Kenneth L. Lapham (1944/09/29)
The Marines learned a lesson in what not to do at Peleliu; however, for Ken Lapham it was a costly lesson.
Kenneth Lloyd Lapham was born on December 29, 1922, in Yuma Arizona, to Mr. and Mrs. Ralph Lapham. No further information is available regarding his family and early life. The Laphams moved to Watsonville in 1939, where Ken worked at the O. O. Eaton lettuce shed.
In January 1942, Lapham enlisted in the US Marine Corps and was sent to San Diego for his basic and school-of-infantry training. He was assigned to the 1st Marine Division and fought with them throughout the Pacific. He was then sent to Peleliu.

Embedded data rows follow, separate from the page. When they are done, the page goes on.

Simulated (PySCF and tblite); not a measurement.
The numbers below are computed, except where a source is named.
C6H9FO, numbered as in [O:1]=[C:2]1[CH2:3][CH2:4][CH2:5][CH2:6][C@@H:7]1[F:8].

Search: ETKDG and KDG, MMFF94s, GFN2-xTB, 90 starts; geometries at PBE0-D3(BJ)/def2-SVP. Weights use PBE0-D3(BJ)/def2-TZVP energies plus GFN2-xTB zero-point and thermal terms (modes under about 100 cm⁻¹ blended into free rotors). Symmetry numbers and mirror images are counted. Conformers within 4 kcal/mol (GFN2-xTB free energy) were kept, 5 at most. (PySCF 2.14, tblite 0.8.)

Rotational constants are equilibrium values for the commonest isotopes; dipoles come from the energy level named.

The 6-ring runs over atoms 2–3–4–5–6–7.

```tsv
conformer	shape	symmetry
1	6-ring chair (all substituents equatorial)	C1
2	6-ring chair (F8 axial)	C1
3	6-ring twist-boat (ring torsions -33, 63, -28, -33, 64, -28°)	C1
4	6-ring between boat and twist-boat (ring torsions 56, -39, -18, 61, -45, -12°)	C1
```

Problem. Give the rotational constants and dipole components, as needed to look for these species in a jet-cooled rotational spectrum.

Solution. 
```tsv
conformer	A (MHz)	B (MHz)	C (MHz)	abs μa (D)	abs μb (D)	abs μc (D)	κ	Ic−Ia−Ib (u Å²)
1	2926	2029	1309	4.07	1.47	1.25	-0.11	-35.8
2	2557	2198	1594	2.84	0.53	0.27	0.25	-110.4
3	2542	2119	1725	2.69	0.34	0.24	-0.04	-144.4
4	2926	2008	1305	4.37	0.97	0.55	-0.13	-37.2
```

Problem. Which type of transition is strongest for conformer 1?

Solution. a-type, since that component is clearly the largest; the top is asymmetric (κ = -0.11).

“[Peleliu was] The site of an important Japanese air base during World War II. Some American war planners viewed the Palaus Island chain as a stepping-stone on the way back to the Philippines; others thought it should be bypassed. The decision was made in mid-1944 to seize three of the southern Palaus. First to be invaded was Peleliu. The US First Marine Division, under Gen. William H. Rupertus, landed early on 15 September 1944. The 10,000-strong Japanese force, strongly entrenched in the island's central ridge system, fought back stubbornly. It took over two months and the addition of an entire regiment to subdue the last Japanese defenders. While nearly 2,000 Americans died in taking Peleliu, some questioned its value. Airfields on Peleliu, it was discovered, could not support the Philippine invasion in the manner expected.”
Lapham wrote home to his parents earlier saying that he had encountered some, "pretty close calls." Later he was not so lucky. On September 29, 1944, Private First Class Kenneth Lloyd Lapham died from the wounds that he had received at Peleliu.
The remains of Kenneth Lapham were returned and buried in the Golden Gate National Cemetery at San Bruno, California, in 1948.